A police officer talks to her later and says that it is possible that he deliberately started the fire. Apparently, unknown to Se-oh, he was very much in debt and tried to kill himself. It seems there was insurance on the house, so some money would be forthcoming. However, Se-oh has her suspicions that it was the debt collector – a man she was aware of but not aware of why he was coming to the house – who may have started the fire and taken out the insurance policy.
Meanwhile, we are also following Ki-jeong Shin, a teacher. She does not particularly like teaching, not least because much of it is not teaching but work such as grading. (By the time she realised it wasn’t right for her, her job had already turned her into someone unsuited for any other career.) She is summoned to the headmaster’s office, where she learns that various students have been shop-lifting from a nearby shop. She has to talk to one of the boys, Do-jun. She knows him well. She does not like him particularly as he is very cocky but he does keep giving her presents. She wonders why he steals, as his family is well-off.
He is initially reluctant to talk but gradually she drags the story out of him. She is highly critical, saying that he has implicated others, as he says he gives most of what he steals to the poorer students. She tells him they might be in trouble for receiving stolen goods. He then points out that all the gifts he gave her were also stolen. She is just digesting this news, when her phone rings. It is a police officer, telling her that her sister’s body has been found in a nearby river.
Her sister was thirteen years younger than her. She was not her mother’s daughter. Indeed, her father turned up with her and her mother had to bring the child up, which she did, albeit reluctantly. Not surprisingly, the sister did not receive much love. She was always wayward. She would disappear for long periods and return suddenly, always with the same answer: One thing led to another… She seemed to have reformed, re-enrolling at university and pursuing her studies and other activities. However, when Ki-jeong Shin contacted the university and the various clubs she claimed to belong to, they knew nothing of her. On her mobile phone, there are two numbers: Ki-jeong’s and another one that does not answer when Ki-jeong phones it.
The rest of the book involves the two stories. Ki-jeong tries to track down the person who made the mysterious call and anyone who might have known her sister. Se-oh tries to track down the debt collector who, she feels, drove her father to his death. Inevitably the two stories intersect and inevitably we get diversions and misleading clues and we think we know who had done what, when, in fact, we do not. It is not helped by Ki-jeong having problems at school and by the fact that she has kept her sister’s death from her mother.
Both women are determined that their story is the right one, namely that the debt collector was responsible for Se-oh’s father’s death and that Ki-jeong’s sister killed herself. It is their determination that drives them to find out the truth but, not surprisingly, the truth is not quite as clear-cut as they may hope.
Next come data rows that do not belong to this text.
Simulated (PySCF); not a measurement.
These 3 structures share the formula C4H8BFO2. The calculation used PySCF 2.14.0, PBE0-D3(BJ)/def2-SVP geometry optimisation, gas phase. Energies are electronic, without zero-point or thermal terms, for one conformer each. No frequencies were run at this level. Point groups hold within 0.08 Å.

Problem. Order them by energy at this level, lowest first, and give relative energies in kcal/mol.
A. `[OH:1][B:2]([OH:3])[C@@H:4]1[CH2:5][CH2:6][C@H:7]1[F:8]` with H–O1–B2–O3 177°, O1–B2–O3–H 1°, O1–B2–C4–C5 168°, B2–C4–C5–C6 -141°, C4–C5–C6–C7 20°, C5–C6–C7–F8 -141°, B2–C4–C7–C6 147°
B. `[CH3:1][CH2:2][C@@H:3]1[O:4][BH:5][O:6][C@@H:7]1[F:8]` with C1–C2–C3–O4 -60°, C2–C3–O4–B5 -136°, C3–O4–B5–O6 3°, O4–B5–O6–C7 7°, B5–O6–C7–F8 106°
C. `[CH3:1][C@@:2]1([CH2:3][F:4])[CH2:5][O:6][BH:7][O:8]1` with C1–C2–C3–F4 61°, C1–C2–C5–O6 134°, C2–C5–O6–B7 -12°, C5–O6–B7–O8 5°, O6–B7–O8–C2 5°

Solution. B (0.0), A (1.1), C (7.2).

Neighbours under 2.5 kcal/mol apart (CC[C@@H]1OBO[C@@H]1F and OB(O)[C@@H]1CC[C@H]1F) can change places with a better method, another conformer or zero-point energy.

There are two key messages here. The first is that poverty, particularly debt, is devastating – devastating as regards life, relationships, housing, self-esteem, mental health and employment. Indeed, we can say, or, at least this book partially says, poverty kills. As one character says People don’t end up poor because they’re stupid. They end up poor because the system is fucked. Besides Ki-jeong’s sister and Se-oh’s father, there are other deaths in this book. The second is that the way to happiness, at least in part, is based on sound relationships, with friends, partners and/or family. The not very frequent rays of happiness in this book are as a result of such relationships. The two are often incompatible but not in this book.
The conclusion of the book is There were good times, and there were bad times. Sometimes you could rely on others, and sometimes they disappointed you. Sometimes they filled you with joy, and sometimes they made you angry. That’s what normal relationships were. Before we get there, however, there is a lot of misery, No-one in this book can be said to be really happy though a few get by if they have a good friend, a good partner or a good relationship with a family member.
Like his other books, this one is as much about people who lose control of their lives and try to get it back in ways that seem to them the only way out but, to us, seem less than wise. In many cases things get worse, much worse in some cases. Hye Young-Pyun is a superb story-teller and leaves us guessing while, at the same time, giving us an excellent, albeit grim picture of a certain segment of Korean society.
I am mystified by the English title. The Korean means The Law of Goodwill. I have no idea what the English title means. Lines is one of those words that has multiple meanings in English but none of them seem apposite to me. Ignore the title. The book is superb.